New Delhi: India has decided to merge the two visa facilitation cards that are issued to people of Indian origin and register non-resident Indians in the electoral rolls to let them exercise their franchise, Prime Minister Manmohan Singh said on Saturday.
"We recently reviewed the Overseas Citizenship of India Card and Person of Indian Origin Card. We have decided to merge them into one," the prime minister told the 9th edition of India's annual convention to connect with its 25-million-strong diaspora in 130 nations.
He also said that the necessary amendments had been made to extend voting rights to non-resident Indians. "New legal provision will give them legitimate right to participate in Indian electoral process," the prime minister said.
"I am sure they will bring a breath of fresh air to Indian polity."

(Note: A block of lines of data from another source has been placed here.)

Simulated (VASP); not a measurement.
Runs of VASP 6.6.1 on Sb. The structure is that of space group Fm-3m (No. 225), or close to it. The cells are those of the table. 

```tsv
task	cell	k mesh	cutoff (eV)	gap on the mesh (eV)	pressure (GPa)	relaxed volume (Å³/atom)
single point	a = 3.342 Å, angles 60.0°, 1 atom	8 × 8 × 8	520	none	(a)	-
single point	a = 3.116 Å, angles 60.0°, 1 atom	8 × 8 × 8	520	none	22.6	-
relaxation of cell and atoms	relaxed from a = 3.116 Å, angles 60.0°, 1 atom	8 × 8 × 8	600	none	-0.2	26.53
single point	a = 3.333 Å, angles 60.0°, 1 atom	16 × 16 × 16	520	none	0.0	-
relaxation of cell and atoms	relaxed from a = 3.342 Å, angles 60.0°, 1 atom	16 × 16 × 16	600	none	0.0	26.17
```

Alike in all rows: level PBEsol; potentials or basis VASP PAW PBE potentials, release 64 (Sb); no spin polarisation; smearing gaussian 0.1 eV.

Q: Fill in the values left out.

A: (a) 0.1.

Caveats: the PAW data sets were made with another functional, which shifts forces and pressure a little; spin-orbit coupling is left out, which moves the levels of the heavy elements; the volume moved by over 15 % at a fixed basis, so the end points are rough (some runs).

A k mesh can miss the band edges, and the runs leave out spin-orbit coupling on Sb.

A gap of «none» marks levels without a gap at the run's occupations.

The prime minister was addressing some 1,500 delegates from 51 countries, members of the diplomatic core, ministers, chief ministers and bureaucrats, at what is called the Pravasi Bharatiya Divas. New Zealand Governor-General Anand Satyanand was the chief guest.
Others who spoke at the inaugural event included Minister for Overseas Indian Affairs Vayalar Ravi, Minister for Development of North Eastern Region B.K. Handique and Overseas Indian Affairs Secretary A. Didar Singh.
The prime minister said the past year was a busy year for India, with the leaders of all nations that are permanent members of the United Nations Security Council visiting New Delhi. "We will play a commensurate role in international forums."
He said during his visits to various countries, he was particularly pleased when the leaders and community leaders lauded the role played by the Indian community in their land of domicile.
The prime minister also unveiled the foundation stone for the Pravasi Bharatiya Kendra here and hoped it will fulfil its envisaged role of becoming a focal point for engagement between the Indian diaspora and India.
Ravi told the delegates that India had already amended the Representation of People Act to address the long-standing demand of non-resident citizens to enable them to exercise their franchise.
"I am happy to say non-resident Indians will be able to enroll themselves for voting."
Sir Satyanand said people of Indian origin who migrated to distant lands thousands of miles away over the past few centuries have never forgotten their roots. "To this day, they remain proud of their Indian heritage."
He said till 1976 the strength of the Indian diaspora in New Zealand numbered 6,300. But today, their numbers had swelled to over 100,000 people, to make them second largest Asian ethnic group in the South Pacific nation.
"The 25 million diaspora, the second largest expatriate community in the world, can give a powerful support to India in its ongoing path towards development. We should give our continued support to this diaspora."
Satyanand also hoped that the free trade agreement being negotiated between the two countries will fructify soon, as it had the potential to enhance bilateral economic engagement to a new level.